A Closer Look at Football, Futures, and Failures in Netflix’s ‘Last Chance U’

last chance u

At first inspiring and heartfelt, Netflix’s Last Chance U docuseries closed its second season as a reflection of human disparity, frustration, and lost hopes.

Set to the backdrop of Scooba, Mississippi, a dilapidated Southern town (population 697), hothead coach Buddy Stephens lead the hyper-successful Lions football team at the junior college (JUCO) East Mississippi Community College (EMCC). The series gave an unadulterated look at the coaches, counselors, and players of that school as they attempt to win, get out of Scooba, and grow as people.

Last Chance U Season 2

Image courtesy of Steve Dietl/Netflix

Now, I don’t watch college football because I can’t wrap my head around 19-year-olds being treated like untouchable Greek gods, but this gap in my knowledge made the situation at EMCC that much more bizarre (and binge-able).

EMCC Lions football, a seemingly insignificant JUCO, is at the top of the recruitment list for every Division 1 and SEC program in the country (aka the way young players eventually make it to the big stage and play for the NFL). Former EMCC players have gone on to be drafted by the Oakland Raiders, Philadelphia Eagles, Minnesota Vikings, Cleveland Browns, and Baltimore Ravens.

The only caveat to EMCC? None of the players want to be there.
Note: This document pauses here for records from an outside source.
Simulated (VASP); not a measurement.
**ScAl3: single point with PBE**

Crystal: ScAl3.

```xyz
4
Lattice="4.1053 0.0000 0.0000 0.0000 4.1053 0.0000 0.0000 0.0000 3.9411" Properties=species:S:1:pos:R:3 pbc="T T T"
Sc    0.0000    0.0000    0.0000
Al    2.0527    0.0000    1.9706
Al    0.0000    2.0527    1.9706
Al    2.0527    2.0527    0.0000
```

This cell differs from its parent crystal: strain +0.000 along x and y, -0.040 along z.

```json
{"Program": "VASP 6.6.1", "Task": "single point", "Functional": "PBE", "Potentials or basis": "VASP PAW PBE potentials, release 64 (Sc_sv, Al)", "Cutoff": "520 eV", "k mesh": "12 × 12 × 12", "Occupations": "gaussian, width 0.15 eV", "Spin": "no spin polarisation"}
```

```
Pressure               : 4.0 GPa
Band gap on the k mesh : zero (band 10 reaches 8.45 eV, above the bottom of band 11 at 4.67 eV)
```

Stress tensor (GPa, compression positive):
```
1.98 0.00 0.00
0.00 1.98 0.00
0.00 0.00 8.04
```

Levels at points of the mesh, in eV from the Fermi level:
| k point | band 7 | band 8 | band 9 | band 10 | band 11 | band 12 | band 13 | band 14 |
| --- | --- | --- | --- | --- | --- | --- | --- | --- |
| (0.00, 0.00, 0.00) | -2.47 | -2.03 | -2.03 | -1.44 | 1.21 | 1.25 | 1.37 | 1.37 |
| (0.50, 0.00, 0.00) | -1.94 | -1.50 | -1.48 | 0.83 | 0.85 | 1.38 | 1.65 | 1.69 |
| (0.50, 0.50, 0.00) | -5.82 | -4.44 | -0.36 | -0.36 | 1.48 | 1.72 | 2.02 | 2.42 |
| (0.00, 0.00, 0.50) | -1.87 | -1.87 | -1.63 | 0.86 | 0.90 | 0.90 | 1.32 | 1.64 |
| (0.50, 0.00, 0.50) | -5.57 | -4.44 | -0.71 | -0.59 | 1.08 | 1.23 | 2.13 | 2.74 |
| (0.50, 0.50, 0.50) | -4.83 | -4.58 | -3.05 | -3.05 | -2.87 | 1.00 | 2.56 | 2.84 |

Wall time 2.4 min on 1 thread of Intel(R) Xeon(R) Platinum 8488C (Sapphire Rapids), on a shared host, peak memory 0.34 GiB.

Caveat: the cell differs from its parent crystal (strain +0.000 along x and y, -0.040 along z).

It’s a boot camp of sorts for troubled young men who have been arrested (drugs, robbery, assault), kicked out of their D1 college, never made it to the program they wanted, or are fresh from high school looking for a stepping stone to the college show. Adding to the fire, we’re given raw glimpses into the heartbreaking upbringings of these young men, which include foster homes and violent loss. You root for these young men and want to see them succeed, mature, and smile.

Last Chance U Season 2

Image courtesy of Steve Dietl/Netflix

But, in this world, worth is measured by touchdowns and tackles.

These young men live to play football, and to a fault. A loss or injury on the field provokes a deep sense of inadequacy and apathy, making them ditch class, rebel against coaches, and simply stop trying. (We start the series with Coach Buddy having a three-year winning streak. Sure enough, losses ensue.) As viewers, we want to grab the TV and shout, “Skipping class doesn’t make it better!” Personal and football-related problems are taken out on school work and attendance — frustratingly, the things that will make the men eligible for graduation and a potential D1 offer.

Voyeuristically watching the bright, capable young gladiators of Last Chance U stumble into class without a pencil or paper and cuss-out their teacher for no apparent reason makes you bubble, but there’s Ms. Wagner to help us and help them. The heroine of Last Chance U and academic counselor for the entire football team, Brittany Wagner has every player’s cell number, ensures they have school supploes, lets them vent in her office, drives to their dorms for a heart-to-heart when they consider dropping out, and generally gives us hope in humanity. She is the heart and soul of Last Chance U — just wait for the scene where her and Ronald Ollie learn his final grade.

Last Chance U Season 2

Image courtesy of Steve Dietl/Netflix

As a single mother living in Scooba, she devotes her life to ensuring these young men graduate and go on to programs suited both for their football aspirations and personalities/mental conflictions. However, in the last episode of season two, Ms. Wagner leaves EMCC.

In fact, the entire program seems to crumble in the second season. After season one aired, everyone was reflective on their bad behaviors, especially Coach Buddy, who seeks to stop cursing and be more empathetic to his players. A new crop of players take the field dreaming of success. There’s a bright glimmer of new hope. Then prospects of growth come crashing down as old habits and bad attitudes prevail.

Perhaps the hardest part of watching Last Chance U (although I definitely recommend it), is our inclination to Google the players and whether their triumphant acceptance into the D1 school of their dreams ended up successful. The headline you’ll find most often is about on player Isaiah Wright, who we followed in both seasons. Wright has been accused of murder of an 18-year-old man. Other players have been benched, and a few gave up football altogether.

A third season has been announced; it won’t take place in Scooba, but at a JUCO in Kansas. To be honest, we couldn’t watch another year at EMCC. This story only survives if there are physical and spiritual triumphs, and lately (however real) it’s been a tale of defeat.